Data Extraction

In [None]:
pip install fredapi

In [None]:
pip install folium

In [None]:
from fredapi import Fred
import pandas as pd
import numpy as np
fred = Fred(api_key='15239f57043248d46a380db5710b0e65')

#US Unemployment Rate Seasonally Adjusted
unrate_sa = fred.get_series('UNRATE')
#US Unemployment Rate Not Seasonally Adjusted
unrate_nsa = fred.get_series('UNRATENSA')
#The reason we need both is because the race series are not seasonally adjusted

In [None]:
#US Unemployment Rate - Women Seasonally Adjusted
women = fred.get_series('LNS14000002')
#US Unemployment Rate - Men Seasonally Adjusted
men = fred.get_series('LNS14000001')

In [None]:
#US Unemployment Rate - Black/African American Not Seasonally Adjusted
black = fred.get_series('LNU04000006')
#US Unemployment Rate - Hispanic Not Seasonally Adjusted
hispanic = fred.get_series('LNU04000009')
#US Unemployment Rate - White Not Seasonally Adjusted
white = fred.get_series('LNU04000003')

In [None]:
#Release is State Employment and Unemployment
release = fred.search_by_release(112)
#Cutting down to only Unemployment Rate data
release = release[release['title'].str.startswith('Unemployment Rate')]
#Getting rid of erraneous entries that aren't specifically the 50 states
release = release[~release['title'].str.endswith('Region')]
release = release[~release['title'].str.endswith('Division')]
release = release[~release['title'].str.endswith('division')]
release = release[~release['title'].str.endswith('(DISCONTINUED)')]
release = release[~release['title'].str.endswith('District of Columbia')]
release = release[~release['title'].str.endswith('Puerto Rico')]
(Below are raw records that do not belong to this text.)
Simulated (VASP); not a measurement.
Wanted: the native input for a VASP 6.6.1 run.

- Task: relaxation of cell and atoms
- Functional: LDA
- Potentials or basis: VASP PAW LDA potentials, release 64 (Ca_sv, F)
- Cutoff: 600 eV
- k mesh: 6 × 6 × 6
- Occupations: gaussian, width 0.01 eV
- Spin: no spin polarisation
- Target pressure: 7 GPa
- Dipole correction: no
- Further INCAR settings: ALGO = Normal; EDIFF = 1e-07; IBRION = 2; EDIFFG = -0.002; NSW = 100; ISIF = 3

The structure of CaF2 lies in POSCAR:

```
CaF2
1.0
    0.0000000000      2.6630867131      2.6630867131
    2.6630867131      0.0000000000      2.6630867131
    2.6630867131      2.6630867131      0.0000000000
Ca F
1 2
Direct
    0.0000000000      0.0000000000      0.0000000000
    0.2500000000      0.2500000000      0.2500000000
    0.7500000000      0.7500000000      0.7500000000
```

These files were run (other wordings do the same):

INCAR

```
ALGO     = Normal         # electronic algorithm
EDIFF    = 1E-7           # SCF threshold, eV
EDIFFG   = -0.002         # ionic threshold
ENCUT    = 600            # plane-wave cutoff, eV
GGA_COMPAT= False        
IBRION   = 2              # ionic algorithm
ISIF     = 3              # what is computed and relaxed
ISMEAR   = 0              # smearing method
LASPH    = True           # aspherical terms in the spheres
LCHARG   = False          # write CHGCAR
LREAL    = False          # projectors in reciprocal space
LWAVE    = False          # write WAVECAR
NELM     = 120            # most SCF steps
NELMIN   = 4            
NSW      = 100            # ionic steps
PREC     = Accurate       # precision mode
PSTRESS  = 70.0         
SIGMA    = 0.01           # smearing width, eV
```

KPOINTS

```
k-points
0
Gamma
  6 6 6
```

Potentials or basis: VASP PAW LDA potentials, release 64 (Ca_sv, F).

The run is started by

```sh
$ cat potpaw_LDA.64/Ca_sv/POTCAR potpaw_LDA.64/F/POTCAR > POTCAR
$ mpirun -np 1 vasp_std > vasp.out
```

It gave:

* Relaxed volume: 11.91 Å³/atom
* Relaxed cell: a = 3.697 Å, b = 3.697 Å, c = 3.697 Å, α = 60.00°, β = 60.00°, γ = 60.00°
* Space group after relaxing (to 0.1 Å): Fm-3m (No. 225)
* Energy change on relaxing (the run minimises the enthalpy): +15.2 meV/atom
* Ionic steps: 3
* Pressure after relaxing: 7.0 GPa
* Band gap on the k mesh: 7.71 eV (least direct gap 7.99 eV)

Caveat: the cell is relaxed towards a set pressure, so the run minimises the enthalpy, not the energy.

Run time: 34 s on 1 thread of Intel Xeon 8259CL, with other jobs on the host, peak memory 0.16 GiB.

#Cutting all Not Seasonally Adjusted Series
states = release[release['seasonal_adjustment'].str.startswith('Seasonally')]

In [None]:
states

In [None]:
dict = {}
#Going through the Dataframe to get all the series ids
for state in states['id']:
    dict[state[0:2]]=fred.get_series(states['id'][state])
#Building a new DataFrame with all the data we need
states_df = pd.DataFrame(dict)

In [None]:
states_df

Statistical Analysis

In [None]:
from scipy import stats

print(stats.shapiro(unrate_sa))
print(stats.shapiro(unrate_nsa))

We can conclude that the unemployment rates are probably not normally distributed, therefore we cannot use tests that assume a normal distribution. We will instead proceed with using the Kruskal-Wallis H Test and Mann-Whitney U Test

Discriminating Factors: Gender

In [None]:
print(stats.kruskal(unrate_sa, women, men))
print(stats.mannwhitneyu(women,men))

These tests suggest that there is a significant difference between the unemployment rates for men and women in the US overall since 1948

In [None]:
df_gen = pd.concat([unrate_sa, women, men], axis=1)
df_gen.columns = ['Unemployment Rate', 'Unemployment Rate - Women', 'Unemployment Rate - Men']

In [None]:
import matplotlib.pyplot as plt

def compute_ci(data, confidence=0.95):
    mean = np.mean(data)
    sem = stats.sem(data) 
    h = sem * stats.t.ppf((1 + confidence) / 2., len(data)-1)
    return mean, mean - h, mean + h

means = []
ci_lower = []
ci_upper = []

for ur in df_gen.columns:
    mean, lower, upper = compute_ci(df_gen[ur])
    means.append(mean)
    ci_lower.append(lower)
    ci_upper.append(upper)

plt.figure(figsize=(8, 6))
plt.bar(df_gen.columns, means, yerr=[np.array(means) - np.array(ci_lower), np.array(ci_upper) - np.array(means)],
        capsize=10, color='skyblue', edgecolor='black')

In [None]:
plt.figure(figsize=(8, 6))
plt.ylim(5,6.2)
plt.bar(df_gen.columns, means, yerr=[np.array(means) - np.array(ci_lower), np.array(ci_upper) - np.array(means)],
        capsize=10, color='skyblue', edgecolor='black')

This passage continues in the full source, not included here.